A Little Slice of America

Sister Barb Cook blogs about Guam

The Marianna Islands are an arc-shaped archipelago made up by the summits of 15 volcanic mountains in the North-western Pacific Ocean. They are south of Japan and north of New Guinea. The south end of the Marianas chain is the island of Guam

The economy of Guam is dependent on the U.S. Military and Japanese Tourists. It is located on one of the Mariana Islands. In this area of the Pacific Ocean two tectonic plates have collided and the Pacific Plate is moving westward and plunging below the Mariana Plate and has created a region, which is the most volcanically active convergent plate boundary on Earth. Just east of the island chain is the Mariana Trench, which is the deepest part of the Earth’s oceans and the lowest part of the Earth’s crust, which is near Guam.  In this region according to geologic theory, water trapped in the extensive faulting of the Pacific Plate is heated by the higher core temperatures from the center of the earth [during its subduction] and the pressure from the expanding steam causes in the hydrothermal activity in the area, and the volcanic activity which formed the Mariana Islands.

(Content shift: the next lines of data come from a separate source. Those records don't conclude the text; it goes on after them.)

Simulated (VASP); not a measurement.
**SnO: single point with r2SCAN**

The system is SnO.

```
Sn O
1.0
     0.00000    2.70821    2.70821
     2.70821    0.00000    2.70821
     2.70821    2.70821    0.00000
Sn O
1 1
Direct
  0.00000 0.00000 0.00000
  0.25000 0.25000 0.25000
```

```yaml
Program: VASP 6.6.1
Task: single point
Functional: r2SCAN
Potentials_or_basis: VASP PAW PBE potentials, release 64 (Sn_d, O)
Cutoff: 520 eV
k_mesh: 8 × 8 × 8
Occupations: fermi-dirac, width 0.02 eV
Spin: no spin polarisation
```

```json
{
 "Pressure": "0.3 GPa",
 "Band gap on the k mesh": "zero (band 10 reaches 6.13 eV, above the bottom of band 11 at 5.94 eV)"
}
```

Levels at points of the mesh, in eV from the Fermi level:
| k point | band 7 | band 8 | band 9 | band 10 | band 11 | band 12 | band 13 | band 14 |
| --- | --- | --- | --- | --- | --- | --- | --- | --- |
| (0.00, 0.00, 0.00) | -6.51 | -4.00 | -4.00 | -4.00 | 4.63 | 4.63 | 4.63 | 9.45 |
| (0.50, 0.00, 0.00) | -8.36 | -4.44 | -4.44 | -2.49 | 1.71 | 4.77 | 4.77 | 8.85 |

I chose the Island Discovery Tour and we circled the island, soaking up the scenery as palm trees border tropical, sandy beaches.  My island drive took me past forested mountainous areas and many of Guam’s villages.  We also passed the entrances to several military compounds.

The tour did take me to Gef Pa’go Inarajan, a replica village.  Residents have faithfully recreated the ancient village with buildings made solely of natural materials.  Bamboo and other woods serve as pillars of the many shelters each topped by a traditional thatch-palm roof. Re-enactors demonstrated basket, fan and mat making from coconut palm fronds.  We also sampled immature coconut, and learned how they process sea salt.

 

 


As we continued our circular tour around the island we stopped at the Pirate’s Cove for where we ordered off the menu for lunch. [Guess who had a cheeseburger and coke!] This popular, open-air restaurant was a pleasant change from shipboard fare.  The scenery was lovely and the beach inviting

We visited the ruins of Fort Santa Aqueda, a once powerful Spanish fort, from which we could see the capitol.  The fort is near the governmental center of the island.  From here we could see the city and beach below as well as high-rent and highrise hotels in the distance.


Our next stop was north of Tumon Bay to see the sheer 378-foot high white limestone cliff known as Two Lover’s Point. Legend has it that a Chamorro maiden and her lover, with their hair intertwined in a love knot and their hearts joined leapt to their death in the roaring waves far below.  Her father had promised her to a Spanish sea captain, but she was in love with a local village man. Denied permission to marry, they threw themselves over a cliff rather than suffer the pain of separation. Thousands of pledges of love were attached to the rocks and a wedding party was posing for formal pictures at this romantic and picturesque place.

In the afternoon, after the tour, I wanted to visit the world’s largest K-Mart, but my tour bus dropped us off at the Hyatt Regency, and I had no way to contact my sisters who had rented a car.  But they did make it to K-Mart, and remarked many times how friendly and attentive the staff was in the store.  They said it really was huge, especially since they had to walk from one end to another many times filling everyone’s shopping list.  They succeeded in finding everything and came back to the ship loaded with K-Mart shopping bags for us all.